To lunar influence belong all thoughts and emotions that were created by
the community, by the common people, by nobody knows who, and to the sun
all that came from the high disciplined or individual kingly mind. I
myself imagine a marriage of the sun and moon in the arts I take most
pleasure in; and now bride and bridegroom but exchange, as it were, full
cups of gold and silver, and now they are one in a mystical embrace.

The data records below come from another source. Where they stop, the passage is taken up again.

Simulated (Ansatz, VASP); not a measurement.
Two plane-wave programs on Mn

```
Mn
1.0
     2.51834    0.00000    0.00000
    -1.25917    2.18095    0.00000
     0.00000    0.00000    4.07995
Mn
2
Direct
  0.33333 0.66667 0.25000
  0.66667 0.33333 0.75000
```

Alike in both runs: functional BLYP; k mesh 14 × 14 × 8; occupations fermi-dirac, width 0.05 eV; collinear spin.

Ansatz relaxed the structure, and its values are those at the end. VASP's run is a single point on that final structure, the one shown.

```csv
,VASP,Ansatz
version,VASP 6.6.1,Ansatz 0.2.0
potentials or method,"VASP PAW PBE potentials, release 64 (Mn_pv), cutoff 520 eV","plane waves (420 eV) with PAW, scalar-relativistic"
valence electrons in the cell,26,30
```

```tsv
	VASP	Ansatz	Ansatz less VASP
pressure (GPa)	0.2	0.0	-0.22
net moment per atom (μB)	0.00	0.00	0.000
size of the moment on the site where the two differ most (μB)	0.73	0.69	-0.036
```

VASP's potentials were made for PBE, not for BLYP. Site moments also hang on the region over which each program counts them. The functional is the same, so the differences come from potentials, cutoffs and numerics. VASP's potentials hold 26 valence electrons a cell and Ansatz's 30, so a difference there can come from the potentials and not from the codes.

From the moon come the folk-songs imagined by reapers and spinners out
of the common impulse of their labour, and made not by putting words
together, but by mixing verses and phrases, and the folk-tales made by
the capricious mixing of incidents known to everybody in new ways, as
one deals out cards, never getting the same hand twice over. When one
hears some fine story, one never knows whether it has not been hazard
that put the last touch of adventure. Such poetry, as it seems to me,
desires an infinity of wonder or emotion, for where there is no
individual mind there is no measurer-out, no marker-in of limits. The
poor fisher has no possession of the world and no responsibility for it;
and if he dreams of a love-gift better than the brown shawl that seems
too common for poetry, why should he not dream of a glove made from the
skin of a bird, or shoes made from the skin of a fish, or a coat made
from the glittering garment of the salmon? Was it not Aeschylus who said
he but served up fragments from the banquet of Homer?--but Homer himself
found the great banquet on an earthen floor and under a broken roof. We
do not know who at the foundation of the world made the banquet for the
first time, or who put the pack of cards into rough hands; but we do
know that, unless those that have made many inventions are about to
change the nature of poetry, we may have to go where Homer went if we
are to sing a new song. Is it because all that is under the moon thirsts
to escape out of bounds, to lose itself in some unbounded tidal stream,
that the songs of the folk are mournful, and that the story of the
Fianna, whenever the queens lament for their lovers, reminds us of songs
that are still sung in country-places? Their grief, even when it is to
be brief like Grania's, goes up into the waste places of the sky. But
in supreme art or in supreme life there is the influence of the sun too,
and the sun brings with it, as old writers tell us, not merely
discipline but joy; for its discipline is not of the kind the multitudes
impose upon us by their weight and pressure, but the expression of the
individual soul turning itself into a pure fire and imposing its own
pattern, its own music, upon the heaviness and the dumbness that is in
others and in itself. When we have drunk the cold cup of the moon's
intoxication, we thirst for something beyond ourselves, and the mind
flows outward to a natural immensity; but if we have drunk from the hot
cup of the sun, our own fullness awakens, we desire little, for wherever
one goes one's heart goes too; and if any ask what music is the
sweetest, we can but answer, as Finn answered, "what happens." And yet
the songs and stories that have come from either influence are a part,
neither less than the other, of the pleasure that is the bride-bed of
poetry.
VIII
Gaelic-speaking Ireland, because its art has been made, not by the
artist choosing his material from wherever he has a mind to, but by
adding a little to something which it has taken generations to invent,
has always had a popular literature. One cannot say how much that
literature has done for the vigour of the race, for one cannot count the
hands its praise of kings and high-hearted queens made hot upon the
sword-hilt, or the amorous eyes it made lustful for strength and beauty.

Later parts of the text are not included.